Have you ever looked a chart on your favorite stock or commodity and noticed a space between yesterday’s closing price and the next day’s open price? These spaces in the charts are called gaps. They happen frequently and if you know what you are doing, you can make some “easy” money.
Read on to find out a quick hack to trading the gap.
How Gaps Are Created
When trading was done in the old brick and motor exchanges, the trading day would truly end when the market closed. When trading would resume the next day, the price of the stock or commodity would start where it left off the day before. Technology now allows us to access the global financial markets anytime and anywhere. Therefore, trading is a whole new animal.
Futures markets nearly constantly in motion and the ability to trade a stock in the pre-market, post-market or even on a foreign exchange have created the opportunity for immediate reaction action to any news.
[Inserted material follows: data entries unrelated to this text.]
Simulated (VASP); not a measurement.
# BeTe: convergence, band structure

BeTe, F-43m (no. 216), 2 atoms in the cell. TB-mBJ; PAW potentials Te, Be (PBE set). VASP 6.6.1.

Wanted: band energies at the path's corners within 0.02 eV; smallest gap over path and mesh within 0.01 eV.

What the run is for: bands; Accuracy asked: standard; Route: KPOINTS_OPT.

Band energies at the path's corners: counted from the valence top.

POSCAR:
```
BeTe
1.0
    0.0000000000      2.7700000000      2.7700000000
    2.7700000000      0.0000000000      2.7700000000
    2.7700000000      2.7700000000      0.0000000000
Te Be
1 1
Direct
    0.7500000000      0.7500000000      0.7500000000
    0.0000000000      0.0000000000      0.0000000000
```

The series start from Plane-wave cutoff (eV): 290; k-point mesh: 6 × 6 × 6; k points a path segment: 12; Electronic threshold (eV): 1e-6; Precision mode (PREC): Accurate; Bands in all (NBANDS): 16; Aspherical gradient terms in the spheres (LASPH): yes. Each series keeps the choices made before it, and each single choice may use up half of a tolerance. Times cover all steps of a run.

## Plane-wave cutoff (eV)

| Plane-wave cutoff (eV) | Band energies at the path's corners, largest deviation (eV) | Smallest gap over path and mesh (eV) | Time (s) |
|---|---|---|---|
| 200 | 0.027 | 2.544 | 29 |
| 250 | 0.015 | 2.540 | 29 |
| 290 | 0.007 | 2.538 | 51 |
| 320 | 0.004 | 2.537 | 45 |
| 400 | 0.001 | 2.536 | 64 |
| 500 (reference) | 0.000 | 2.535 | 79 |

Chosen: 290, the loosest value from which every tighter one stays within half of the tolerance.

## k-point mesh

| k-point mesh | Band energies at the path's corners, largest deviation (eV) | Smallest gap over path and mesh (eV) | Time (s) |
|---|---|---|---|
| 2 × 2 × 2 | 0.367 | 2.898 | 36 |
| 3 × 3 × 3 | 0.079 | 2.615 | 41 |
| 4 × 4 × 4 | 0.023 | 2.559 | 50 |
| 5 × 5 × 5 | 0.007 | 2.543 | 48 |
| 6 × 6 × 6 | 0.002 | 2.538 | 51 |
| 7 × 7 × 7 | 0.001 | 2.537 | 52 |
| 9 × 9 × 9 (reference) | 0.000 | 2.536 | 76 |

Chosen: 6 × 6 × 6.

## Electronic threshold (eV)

The conventional stock market hours in the United States are from 9:30am to 4pm EST. Truth is that the machines are always on somewhere and adjustments in prices have been made since the official close of business the previous day.
The Good Stuff
The often occurring price gap, or the difference from the close to open, can say a lot about market mentality.
A gap up or down of more than half a percent in the major stock indexes is not uncommon with the never ending news to move financials.
Three things can happen after the gap:
1) Price Extension – Momentum continues in the direction of the higher or lower open. Market participants with less leverage, much of move has already occurred, chase the runaway train.
2) GAP Backtrack – Price gaps are often filled…eventually. The first sixty minutes, called amateur hour, often sees emotional buying and selling that needs to be sorted out.
3) Sideways Malaise – A go nowhere market that offers little opportunity because most of the move happened on the GAP up or down open.
It is crucial to watch after that first hour of trading to see if the gap is filled or holds.
Buy the gap up with the stop loss at the previous close to capture extension, or sell into the gap strength with a stop above the day’s peak.
Don’t go try trading the gap with real money tomorrow morning. Use a practice account first and wait until you find some consistency with your performance before putting real money behind it.